This project is an offshoot of the Kinematic Navigation and Cartography Knapsack (KNaCK), a backpack-mounted LiDAR system that allows humans to map their environment. While KNaCK is being developed for astronaut situational awareness, integrating it onto an autonomous rover (KNaCK-Car) enables the system to asses an environment in advance before the arrival of astronauts and other vehicles.

KNaCK-Car is being developed concurrently with the Smart Video Guidance System (SVGS), a lightweight positioning system that only requires a LED target and smartphone-grade camera. SVGS provides reliable positioning, but has no way of detecting hazards. SVGS relies on KNaCK-Car to provide a hazard map, eliminating the need for power-hungry LiDAR scanners on all but the initial scouting vehicle.

This project uses the Lunar Terrain Field (LTF) at Marshall Space Flight Center to provide an accurate testing environment (shown in Figure 1.1).

Figures 1.2 and 1.3 show two maps created by KNaCK-Car. The original KNaCK is focused entirely on 3D mapping; this can be directly ported to KNaCK-Car. The development of KNaCK-Car is thus focused on 2D mapping, which creates the hazard map for subsequent vehicles.

The navigation of KNaCK-Car is built upon Robot Operating System (ROS) and its Navigation 2 (Nav2) framework. Nav2 provides accessible means of simultaneous localization and mapping (SLAM), but is mainly intended for structured environments such as warehouses. Thus, most of KNaCK-Car's technical challenges involve adapting this 2D SLAM software to function in an environment with uneven terrain and non-uniform obstacles.

At the start of my internship, KNaCK-Car's hardware was all in place but there was no software implementation beyond manual driving with a remote control. Over the course of my internship, I delivered:

• Software drivers for our LiDAR scanner, built to interface with ROS.
• ROS system architecture between sensors, rover drivetrain, and navigation programs.
• Configuration of Nav2 for KNaCK-Car.
• C++ and Python programs that process 3D environmental data into 2D.
  • I.E. Prevent traversable slopes from registering as hazards.
• Rigorous documentation and operating procedures, ensuring development can continue after my internship ends.
• Debugging and general technical support for KNaCK and SVGS.

At my internship's closeout, KNaCK-Car is capable of SLAM both in structured environments and the Lunar Terrain Field. KNaCK-Car can autonomously navigate between user-defined waypoints, pathfinding around obstacles and updating its path as the map evolves. SVGS demonstrated usage of a hazard map generated by KNaCK-Car, fulfilling KNaCK-Car's role in the mission architecture.
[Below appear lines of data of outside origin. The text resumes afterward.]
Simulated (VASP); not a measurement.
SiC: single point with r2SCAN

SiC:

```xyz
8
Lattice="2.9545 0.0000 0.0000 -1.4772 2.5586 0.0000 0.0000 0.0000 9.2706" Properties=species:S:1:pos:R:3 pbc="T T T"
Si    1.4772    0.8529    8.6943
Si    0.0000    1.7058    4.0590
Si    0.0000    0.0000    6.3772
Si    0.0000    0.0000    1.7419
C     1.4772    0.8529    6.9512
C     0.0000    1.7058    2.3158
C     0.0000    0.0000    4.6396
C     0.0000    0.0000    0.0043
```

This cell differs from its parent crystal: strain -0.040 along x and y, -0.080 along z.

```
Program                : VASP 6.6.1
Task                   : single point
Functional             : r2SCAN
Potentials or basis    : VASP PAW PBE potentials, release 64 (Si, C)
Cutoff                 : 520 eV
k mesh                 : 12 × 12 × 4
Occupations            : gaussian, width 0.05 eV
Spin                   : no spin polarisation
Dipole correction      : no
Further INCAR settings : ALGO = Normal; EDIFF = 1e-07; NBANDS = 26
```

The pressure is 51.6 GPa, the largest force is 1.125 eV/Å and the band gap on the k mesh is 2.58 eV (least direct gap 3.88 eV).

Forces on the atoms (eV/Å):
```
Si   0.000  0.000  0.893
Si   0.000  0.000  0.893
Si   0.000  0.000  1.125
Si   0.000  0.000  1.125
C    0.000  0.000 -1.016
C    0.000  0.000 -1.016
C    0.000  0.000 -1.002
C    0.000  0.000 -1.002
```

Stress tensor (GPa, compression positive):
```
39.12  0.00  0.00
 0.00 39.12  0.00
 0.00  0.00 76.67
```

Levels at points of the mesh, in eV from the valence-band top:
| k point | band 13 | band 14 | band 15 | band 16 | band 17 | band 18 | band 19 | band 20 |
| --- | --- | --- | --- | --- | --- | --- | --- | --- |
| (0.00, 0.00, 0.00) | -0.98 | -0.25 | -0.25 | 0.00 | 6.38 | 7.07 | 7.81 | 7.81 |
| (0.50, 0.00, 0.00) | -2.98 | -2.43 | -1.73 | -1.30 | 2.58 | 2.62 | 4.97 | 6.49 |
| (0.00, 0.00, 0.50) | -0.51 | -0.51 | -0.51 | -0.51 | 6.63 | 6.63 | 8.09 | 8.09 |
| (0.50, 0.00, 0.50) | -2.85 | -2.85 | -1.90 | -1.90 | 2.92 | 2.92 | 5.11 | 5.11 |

I had the amazing opportunity to take the inaugural offering of UNCW's introductory robotics course. The entire course was focused on a continuous project, designed to give an understanding of robotic systems. A general outline of the project is shown below.

The hardware consisted of a robot manipulator arm and RGB-Depth (RGBD) camera. We knew the characteristics of the object (tennis ball) and could tune our detection programs accordingly. Figure 2.1 shows two different methods of object detection. The center panel isolates the ball through filtering color values, while the rightmost panel uses shape detection from Python's OpenCV library.

Once we know the ball's location in the frame, we can isolate the appropriate pixels. The depth values within this area are fitted to a sphere to create a model of the ball.